Now something not mentioned above is the notion of virtual memory, do
not confuse that with virtual address space. We now know that you can
allow the application some virtual address space to operate in and if
it goes outside that space the operating system is alerted and takes
over. What if we wanted to do that on purpose? Two very simple
examples of this are, what if we wanted to pretend we have more memory
than we really have. Doesnt make too much sense on the raspberry pi
but makes a lot of sense on your desktop/laptop. You might have
4GB of ram, but one or more TB of disk space. Wouldnt it be cool if
a program that is using some ram but is not running just this moment
could have its ram saved to disk to free up that ram for another program
that is running, and then later when that other program needs its ram
then we swap the ram back from disk to memory so it can use it as
memory? that is exactly how swap or virtual memory works. we let the
program run off the end of its space and crash into a protection fault
but instead of issuing an error and stopping the program the operating
system instead knows how much ram this program thinks it has, if it is
within that range, then it looks for more ram for this program if there
is some free it simply maps it in using the mmu, if not then it
hopefully swaps some ram from some other application to disk, freeing
some ram for this application. The second simplest use case would be
a virtual machine, when I have say vmware running a virtual computer
on a computer. What if I want to have the virtual machine access the
network? I could make a range of address space that the virtual
machine thinks is the network peripheral and let the virtual machine
free run in some space, when it tries to access the network peripheral
the operating system is alerted to the protection fault, but instead
of stopping the program and issuing an error, it fakes the peripheral
access and lets the program keep running.
All very cool stuff but it requires first and foremost that all memory
accesses are funneled through a memory management unit or mmu of some
flavor.
What is meant by access permissions? Lets think about those two
programs running "at the same time" on some operating system (Linux
for example) you dont want to allow one program to gain access to
the operating systems data nor some other programs data. Some
operating systems sure that are meant for only running trusted and
well mannered programs. But you dont want some video game on your
home computer to have access to your banking account data in another
window/program? The mechanisms vary across processor families but
an important job for the mmu is to provide a protection mechanism.

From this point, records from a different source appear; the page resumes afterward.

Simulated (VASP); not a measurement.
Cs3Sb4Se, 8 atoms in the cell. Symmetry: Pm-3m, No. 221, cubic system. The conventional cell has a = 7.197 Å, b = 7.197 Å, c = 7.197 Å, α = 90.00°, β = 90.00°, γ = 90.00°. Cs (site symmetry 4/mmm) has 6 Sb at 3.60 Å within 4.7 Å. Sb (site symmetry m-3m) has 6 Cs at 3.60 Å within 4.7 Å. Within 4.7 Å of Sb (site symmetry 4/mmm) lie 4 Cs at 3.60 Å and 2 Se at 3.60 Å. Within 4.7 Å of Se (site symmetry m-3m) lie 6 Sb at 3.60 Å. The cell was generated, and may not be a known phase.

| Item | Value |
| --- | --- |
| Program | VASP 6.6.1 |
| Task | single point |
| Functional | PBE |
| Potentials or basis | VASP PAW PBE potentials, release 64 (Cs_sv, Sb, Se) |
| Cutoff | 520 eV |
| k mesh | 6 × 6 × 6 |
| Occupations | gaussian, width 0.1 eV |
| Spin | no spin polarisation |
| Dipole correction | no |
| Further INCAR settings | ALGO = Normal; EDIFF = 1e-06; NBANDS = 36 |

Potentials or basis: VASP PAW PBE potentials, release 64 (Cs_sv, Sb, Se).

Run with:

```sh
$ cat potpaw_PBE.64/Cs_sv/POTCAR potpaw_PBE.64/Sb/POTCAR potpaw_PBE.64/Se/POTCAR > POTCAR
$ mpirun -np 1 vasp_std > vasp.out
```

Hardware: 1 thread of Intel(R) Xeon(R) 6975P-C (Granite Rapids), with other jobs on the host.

Such that when a particular program has a time slice on the processor
there is some mechanism to allow or restrict memory spaces. If some
code accesses an address that it does not have permission for then
an abort happens and the processor is notified. An interesting
side effect of this is that this doesnt have to be fatal, in fact it
could be by design. Think of a virtual machine, you could let the
virtual machine software run on the processor, and when it accesses
one of its peripherals the real operating system gets an abort but
instead of killing the virtual machine it actually simulates the
peripheral and lets the virtual machine keep running. Another one
that you have probably run into is when you run out of ram in your
computer, the notion of virtual memory which is differen than virtual
address space. Virtual memory in this case is when your program
ventures off the end of its allowed address space into ram it thinks
it has. The operating system gets an abort, finds some ram from
some other program, swaps that ram to disk for example, then allows
the program that was running to have a little more ram by mapping it
back in and allowing it to run. Later when the program whose data
got swapped to disk needs it it swaps back and whatever was in the
ram it swaps with then goes to disk. The term swap comes from the
idea that these blocks of ram are swapped back and forth to disk,
program A's ram goes to disk and is swapped with program T's, then
program T's is swapped with program K's and so on. This is why
starting right after you venture off that edge from real ram to
virtual, your computers performance drops dramatically and disk
activity goes way up, the more things running the more swapping going
on and disk is significantly slower than ram.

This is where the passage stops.